Although bald eagles have recovered nationwide, the Sebasticook is a unique resource, DeSorbo said. The annual run of alewives and blueback herring, believed to be the largest run on the East Coast, was the result of a decades-long restoration effort of its own. That included removing dams and installing a fish elevator at Benton Falls in 2006, allowing fish to travel up the river to spawning areas. As a result, the run of alewives has increased.

An immediate population rebound followed – now an estimated 3 million fish traveling up the waterway, up from fewer than 50,000 a decade ago. That’s had an environmental ripple effect: A commercial fishery has started to take advantage of the resource to use as bait, and alewives also might help improve water quality in impaired lakes and ponds.

Alewives also have a direct effect on biodiversity in the area. The little fish are near the bottom of the food chain and are preyed on by virtually every predator.

For bald eagles, the alewife run may present a uniquely valuable resource, DeSorbo said. The alewife run coincides with the eagle’s breeding season. The fish probably aren’t that important for nesting pairs, but they are important for young, nonbreeding eagles and subadults, which are eagles younger= than 5 years old, DeSorbo said.

Those young birds travel long distances but can be blocked out of habitat and food resources by nesting adults that fiercely defend their territory, he explained.

“There is a lot of areas in the state they can’t really go. If a subadult wanders into another eagle’s territory, especially a breeding eagle, they will be chased out,” DeSorbo said.

Areas with high food abundance, like the alewife run, may limit territorial impulses, simply because so much is food available. That means young adults can camp out in the area for months and eat their fill without infringing on the sensitive territory of a nesting pair, DeSorbo said.

Subadult eagles have a high mortality rate and are generally more vulnerable than mature adult eagles, so the alewives could give some young adults a leg up and improve their chances of survival. According to the results of the 2014 study, eagles frequented the alewife run from mid-May to early July.
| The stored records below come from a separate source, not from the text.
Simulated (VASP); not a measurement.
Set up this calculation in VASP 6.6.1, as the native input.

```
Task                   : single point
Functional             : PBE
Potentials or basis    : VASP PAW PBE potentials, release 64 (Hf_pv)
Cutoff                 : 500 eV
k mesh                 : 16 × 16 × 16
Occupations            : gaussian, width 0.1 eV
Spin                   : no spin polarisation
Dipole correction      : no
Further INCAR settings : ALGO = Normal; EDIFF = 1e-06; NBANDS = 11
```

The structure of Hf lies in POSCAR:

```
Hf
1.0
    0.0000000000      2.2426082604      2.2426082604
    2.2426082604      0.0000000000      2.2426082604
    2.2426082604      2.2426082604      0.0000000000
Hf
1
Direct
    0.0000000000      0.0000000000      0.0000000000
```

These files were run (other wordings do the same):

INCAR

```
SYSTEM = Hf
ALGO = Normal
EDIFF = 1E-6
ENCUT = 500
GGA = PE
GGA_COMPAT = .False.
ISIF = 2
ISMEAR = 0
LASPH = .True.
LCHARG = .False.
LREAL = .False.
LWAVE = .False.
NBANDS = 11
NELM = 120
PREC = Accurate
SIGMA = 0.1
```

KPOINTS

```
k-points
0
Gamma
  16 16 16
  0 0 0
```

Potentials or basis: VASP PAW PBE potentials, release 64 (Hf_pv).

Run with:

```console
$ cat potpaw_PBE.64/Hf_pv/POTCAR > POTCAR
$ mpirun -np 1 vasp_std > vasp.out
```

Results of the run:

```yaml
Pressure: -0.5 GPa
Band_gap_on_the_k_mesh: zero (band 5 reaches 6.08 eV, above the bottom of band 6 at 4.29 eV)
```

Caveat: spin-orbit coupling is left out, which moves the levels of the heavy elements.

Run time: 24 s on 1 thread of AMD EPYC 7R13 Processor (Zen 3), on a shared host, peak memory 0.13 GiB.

“The daily counts of eagles using the Sebasticook River may translate to use by hundreds of eagles over the course of the year,” researchers said in a report on the study released last year.

The concentration of eagles didn’t line up directly with the time of the gigantic upstream migration, but eagles were likely preying on the fish as they came downstream back to the ocean after spawning, DeSorbo said.

The connection between alewife restoration and a healthy, stable bald eagle population could bring attention to what an important resource the Sebasticook River is, and the need to preserve it, he added.

“They are related,” DeSorbo said. “People may not get excited to talk about fish. When you bring this kind of charismatic predator into the discussion, it really puts a face on the issue of environmental protection.

“Areas like this need to be studied and documented for the ecological resource they are, and then we need to talk about what we need to do to protect it.”